I know at least ONE of those guys that hasn't done a Journey tribute show since 2012 ...
Why did I do a Journey tribute show instead of trying to "make it" as an original act?
Personally, I played in bar bands since I was 16 years old, and when I hit 30, I got tired of playing shitty music for the same 150 people that wanted to hear "Hemorrhage" or "Cumbersome" or "Get Down On It" every weekend.
People always said I sounded just like Steve Perry, so we added a shitload of Journey songs in our set, and one day decided to just do a whole Journey show to see how it went over.
I didn't want to keep playing in bars into my 30s and because we could pull it off well, and because the songbook was so strong and so beloved, we got more and more bookings for the Journey tribute gig. It wasn't about getting famous or making money, it was about having fun performing songs that genuinely moved people.
Within 5 years, Jon Cain heard us performing "Lights" on YouTube and 5 weeks later I was in California with the band, being introduced to everyone as the "New lead singer of Journey," and writing songs with the band.
Everyone knows things didn't work out between Neal and myself ... the internet called me a cover band singer who couldn't hack performing on the road and had no ability to write music on my own.
So I was misguided and wanted to prove people wrong - Neal Schon, the people online who said I couldn't have hacked it in Journey, the people who said I couldn't write any original music ... so I basically sunk my life savings into touring with Frontiers full time, paid all the members out of my pocket, and set out to prove that I could hack it on the road.

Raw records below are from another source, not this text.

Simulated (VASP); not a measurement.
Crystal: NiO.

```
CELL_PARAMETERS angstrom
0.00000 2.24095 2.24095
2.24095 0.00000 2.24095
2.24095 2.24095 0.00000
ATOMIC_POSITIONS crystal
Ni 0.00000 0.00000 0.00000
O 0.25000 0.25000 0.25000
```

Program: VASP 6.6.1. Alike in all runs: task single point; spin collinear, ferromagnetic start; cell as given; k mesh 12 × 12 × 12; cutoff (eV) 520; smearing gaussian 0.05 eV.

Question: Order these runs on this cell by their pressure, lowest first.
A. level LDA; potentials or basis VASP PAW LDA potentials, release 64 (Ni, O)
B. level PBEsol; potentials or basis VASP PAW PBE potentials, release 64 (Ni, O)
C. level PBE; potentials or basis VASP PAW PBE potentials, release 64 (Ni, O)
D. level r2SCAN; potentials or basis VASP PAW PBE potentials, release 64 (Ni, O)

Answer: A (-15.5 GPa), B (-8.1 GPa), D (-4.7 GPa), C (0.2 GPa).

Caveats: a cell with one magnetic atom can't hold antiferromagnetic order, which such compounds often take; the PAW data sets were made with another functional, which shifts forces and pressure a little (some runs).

That's why I did what I did. It was misguided and done for the wrong reasons - to prove things to people who mattered so very little to anything in my life ... just to say I could hack touring and performing on the road 18 days a month, 12 months a year, all over the country. And while we were playing some of the top rooms in the country, we also did a lot of small, shitty gigs that didn't make any money at all just to stay "full time," with inadequate equipment, ridiculous routing decisions, and where getting stiffed for even one gig "should" have sent us home for good. I was so tied into it financially it reached a point that I had no idea how I would ever get out of it.
"Luckily," I got gassed by a chemical fog machine at the start of a 9 day stretch on July 1st, 2011. Performing for the next month with hemorrhaged vocal cords led to permanent sulcus and multiple surgeries.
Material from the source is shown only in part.